Section 1402(e). It would, of course, be inappropriate to deny necessary
aid to the children because of their parents' religious beliefs.
Only one witness
testified that the need for the Stevens children to have social security
numbers was substantial. The Assistant Commissioner of the New York State
Department of Social Services in charge of Field Operations, testified
that because the number of welfare recipients has increased at the same
time that the number of programs through which aid is filtered has
proliferated, the problems of fraud are great. In some instances, employed
persons supplement their incomes illegally by continuing to collect
unemployment benefits. In others, applicants have overstated the number of
children and other dependents making up their household to increase the
amount of their aid.
There can be little doubt
that the use of social security numbers, combined with computers, is an
important tool in efforts to combat such instances of welfare fraud.
Admittedly, however, the number is not a perfect device, since millions of
people are estimated to hold more than one number or to share a number.
Privacy Protection Study Commission, The Use of the Social Security
Number in the Private Sector 7 (Memorandum, Oct. 22, 1975). But the
evidence produced by the state was entirely unconvincing. It did not prove
that the Stevenses, or those few others who might share their beliefs,
pose insurmountable problems if their social security numbers cannot be
fed into the maws of welfare computers.
There is no suggestion of
a threat sufficient in size to compromise the orderly administration of
the state or national welfare program, or to render the statutory and
regulatory scheme unworkable. This case does not "present an
administrative problem of such magnitude, or... afford the exempted class
so great a competitive advantage, that such a requirement would have
rendered the entire statutory [and regulatory] scheme unworkable." Sherbert
v. Verner, 374 U.S. 398, 408-09, 83 S.Ct. 1790, 1796, 10 L.Ed.2d 965
(1963).
The feasibility of
devising some alternative to deal with persons like the Stevenses is
suggested by the model of the federal Internal Revenue Service, which has
developed other ways to identify members of the clergy who have opted out
of the social security system. First Amendment principles demand that such
an effort be made. That is the intent of the least drastic means doctrine
which is applied regularly in cases dealing with rights protected by the
First Amendment. In United States v. Robel, 389 U.S. 258, 88 S.Ct.
419, 19 L.Ed.2d 508 (1967), the Supreme Court clearly articulated this
idea:
Our
decision today simply recognizes that, when legitimate legislative
concerns are expressed in a statute which imposes a substantial burden on
protected First Amendment activities, Congress must achieve its goal by
means which have a "less drastic" impact on the continued
vitality of First Amendment freedoms.... The Constitution and the
basic position of First Amendment rights in our democratic fabric demand
nothing less. 389 U.S. at 267-68, 88 S.Ct. at 425-26 (footnote and
citation omitted).
With
the willingness of the plaintiffs to co-operate is a matter of record,
some method of satisfying both the demands of the temporal and of the
Divine can be found.
Undoubtedly, the effort
required to accommodate our political and legal system to the
extraordinarily diverse and individualistic exercise of rights preserved
for us by the Bill of Rights creates strains and inconveniences to the
bureaucracy. "It would be more convenient for authorities if all
people were the same in religion and outlook." United States v.

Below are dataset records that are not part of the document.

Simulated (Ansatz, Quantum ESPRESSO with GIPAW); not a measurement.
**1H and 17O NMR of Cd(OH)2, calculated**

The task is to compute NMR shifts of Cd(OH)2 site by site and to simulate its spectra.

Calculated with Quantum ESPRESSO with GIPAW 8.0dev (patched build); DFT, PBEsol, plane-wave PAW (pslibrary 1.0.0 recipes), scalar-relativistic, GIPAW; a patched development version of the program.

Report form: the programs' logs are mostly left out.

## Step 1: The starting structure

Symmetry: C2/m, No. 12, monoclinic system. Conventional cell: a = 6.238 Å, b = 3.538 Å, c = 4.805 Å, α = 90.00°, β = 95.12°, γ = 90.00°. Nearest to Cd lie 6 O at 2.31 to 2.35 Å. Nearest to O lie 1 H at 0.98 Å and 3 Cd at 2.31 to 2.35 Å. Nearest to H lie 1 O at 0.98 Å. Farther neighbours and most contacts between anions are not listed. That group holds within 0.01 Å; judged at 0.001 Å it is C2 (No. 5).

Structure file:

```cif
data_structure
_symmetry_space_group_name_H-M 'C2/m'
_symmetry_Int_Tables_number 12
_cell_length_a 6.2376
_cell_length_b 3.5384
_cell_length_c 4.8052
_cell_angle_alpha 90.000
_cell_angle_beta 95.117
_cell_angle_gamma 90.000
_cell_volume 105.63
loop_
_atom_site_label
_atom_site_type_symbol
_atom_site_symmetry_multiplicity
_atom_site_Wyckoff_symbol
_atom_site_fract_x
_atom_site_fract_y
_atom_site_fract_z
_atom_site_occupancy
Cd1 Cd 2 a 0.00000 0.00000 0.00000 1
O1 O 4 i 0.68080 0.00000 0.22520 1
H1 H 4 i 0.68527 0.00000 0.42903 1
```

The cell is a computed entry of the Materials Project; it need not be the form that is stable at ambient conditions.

Kahane, 396 F.Supp. 687, 703 (E.D.N.Y.1975). Our Constitution,
however, prevents forcing individuals into a single religious mold. As Mr.
Justice Jackson observed, "If there is any fixed star in our
constitutional constellation, it is that no official, high or petty, can
prescribe what shall be orthodox in politics, nationalism, religion, or
other matters of opinion or force citizens to confess by word or act their
faith therein." West Virginia State Board of Education v. Barnette,
319 U.S. 624, 642, 63 S.Ct. 1178, 1187, 87 L.Ed. 1628 (1943).
When an individual seeks
to act on beliefs arguably grounded in religious faith, and such actions
will affect others adversely, some limits must be recognized. Because one
believes it is God's command to kill, homicide is not justified (although
the belief may be the predicate for a claim of delusion and insanity). People
v. Schmidt, 216 N.Y. 324, 340, 110 N.E. 945, 949 (1916). Nor can
religion serve as a cover for mail fraud. United States v. Ballard,
322 U.S. 78, 64 S.Ct. 882, 88 L.Ed. 1148 (1944). Closer to the dividing
line, it is improper to have two spouses simultaneously, even when
religious tenets approve, Reynolds v. United States, 98 U.S. 145,
25 L.Ed. 244 (1878), but it is not improper, under the freedom of religion
clause, for the religiously-inspired Amish to keep their children out of
high school, Wisconsin v. Yoder, 406 U.S. 205, 92 S.Ct. 1526, 32
L.Ed.2d 15 (1972).
In the case before us,
plaintiffs seem to fall well within the realm of permissible religious
activity. Their refusal to supply social security numbers does no
physical, psychic, or other harm to the individuals most affected -- their
children. No concept of parens patriae warrants protective
intervention by the state. And the deleterious effects of their action on
the welfare system is minuscule.
IV.
Conclusion
The
New York State Department of Social Services, the Suffolk County
Department of Social Services, and the United States Department of Health,
Education and Welfare are enjoined from denying to Virginia and David
Stevens and to their children public assistance benefits for which they
otherwise qualify solely because they refuse, for religious reasons, to
obtain social security numbers for the children.
This memorandum contains
findings of fact and law and is a final judgment.